Stacked in a dark corner of my garden, supporting the Buddha, are three flat stones. One of them is a gravestone. My father and I took it from a country church graveyard, about a mile away from the little white frame house he’d been born in some seventy-five years ago. He and my aunt called the place Leatherwood. It’s not on a map and I’ve never seen a sign for it. It’s where the Minter’s come from.
My father had lived most of his life in Martinsville. The tragic death of his father made him an orphan. He left the country and lived with his uncle in the small mill town. He had been six years old. My father wasn’t a “talker” and never spoke of his childhood.

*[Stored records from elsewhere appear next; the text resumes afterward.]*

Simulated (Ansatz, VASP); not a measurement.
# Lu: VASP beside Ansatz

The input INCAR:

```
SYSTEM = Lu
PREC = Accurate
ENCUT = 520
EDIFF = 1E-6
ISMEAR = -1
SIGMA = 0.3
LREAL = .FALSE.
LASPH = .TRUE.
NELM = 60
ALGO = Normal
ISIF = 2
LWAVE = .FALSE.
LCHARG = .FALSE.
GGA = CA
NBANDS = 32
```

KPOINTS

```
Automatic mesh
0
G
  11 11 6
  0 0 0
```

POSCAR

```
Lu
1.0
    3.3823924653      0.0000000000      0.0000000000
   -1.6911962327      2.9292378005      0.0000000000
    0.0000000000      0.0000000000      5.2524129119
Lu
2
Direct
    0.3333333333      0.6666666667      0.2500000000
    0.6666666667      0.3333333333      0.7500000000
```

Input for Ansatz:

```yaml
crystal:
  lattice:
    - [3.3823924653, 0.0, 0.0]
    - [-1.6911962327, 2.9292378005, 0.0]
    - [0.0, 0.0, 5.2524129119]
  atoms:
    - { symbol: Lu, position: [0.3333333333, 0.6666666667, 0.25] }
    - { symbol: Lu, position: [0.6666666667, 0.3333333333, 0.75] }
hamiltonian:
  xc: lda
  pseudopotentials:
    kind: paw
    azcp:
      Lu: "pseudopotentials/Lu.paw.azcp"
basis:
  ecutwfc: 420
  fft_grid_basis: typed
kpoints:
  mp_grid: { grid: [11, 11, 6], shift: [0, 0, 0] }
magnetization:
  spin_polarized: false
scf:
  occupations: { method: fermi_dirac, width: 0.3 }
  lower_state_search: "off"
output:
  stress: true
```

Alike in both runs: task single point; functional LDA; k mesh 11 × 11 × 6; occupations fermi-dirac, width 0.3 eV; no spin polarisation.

One late fall afternoon, we were having a drink together. After a wonderful silence, he said, “I want to show you where our people are buried.” The quest to reconnect and forgive began.
The next day we stood in front of his father’s grave. The sixteen by twenty-four inch marble gravestone was weathered and parts of it where blueish-green from lichen. We couldn’t read the epitaph.
When I moved the black crayon back and forth across the surface of the paper, the worn edges of carved letters introduced themselves to us. Putting the crayon in my pocket, we read the inscription.
Show him, O Lord, Thy mercy.
For a few minutes, neither spoke. Being a talker, I had to say something. “What a crappy thing to put on someone’s headstone. That’s horrible.”
My father remained silent. He continued to stare at the epitaph. He turned and began walking back to my car, the frozen grass and brown leaves crunching under his feet. All I could hear on the drive back to his house was the car’s engine and the tires on the road. Then he said, “His brothers were self- righteous. Judgmental too it seems. That marker is a shame. No one deserves that.”
Midway through Once Upon a Time in the West, a thought came to me. That inscription had stayed in my brain, the arrogance, the attitude. “Let’s get rid of it and put up a new one.”
“Can we do that?”
“No one’s taking care of that graveyard. Who’s going by? Is there anyone left from his family?”
“Hell yeah, let’s do it. I’ll write a new epitaph.”
The only monument company I could find that could match the marble, style and dimensions of the original gravestone was in Rock Hill, SC. My father produced the new epitaph, and we ordered the new stone. It was a cold, late February afternoon when we returned to the church.
Clarence, my father’s good friend, could make and fix anything. He was with us. Removing the old stone was harder than we thought. After much hard work and sweat, the new stone was in place. The three of us admired the new, bright white gravestone and its crisp new inscription. Then Clarence broke the silence, “February 28, 1936. Well, don’t that beat all.”
“How’s that?” asked my father.
“Y’all know what today is don’t ya?”
No one said a word.
Clarence said, “February 28th .”
He sowed with a strong hand.
I see my little ghosts every now and then. They appear and vanish as I walk through our house, the house we’ve lived in for twenty-four years. There, in the corner of the dining room that was time out. Then the five-year old sneaks out of time out as I watch him reflected in the foyer mirror.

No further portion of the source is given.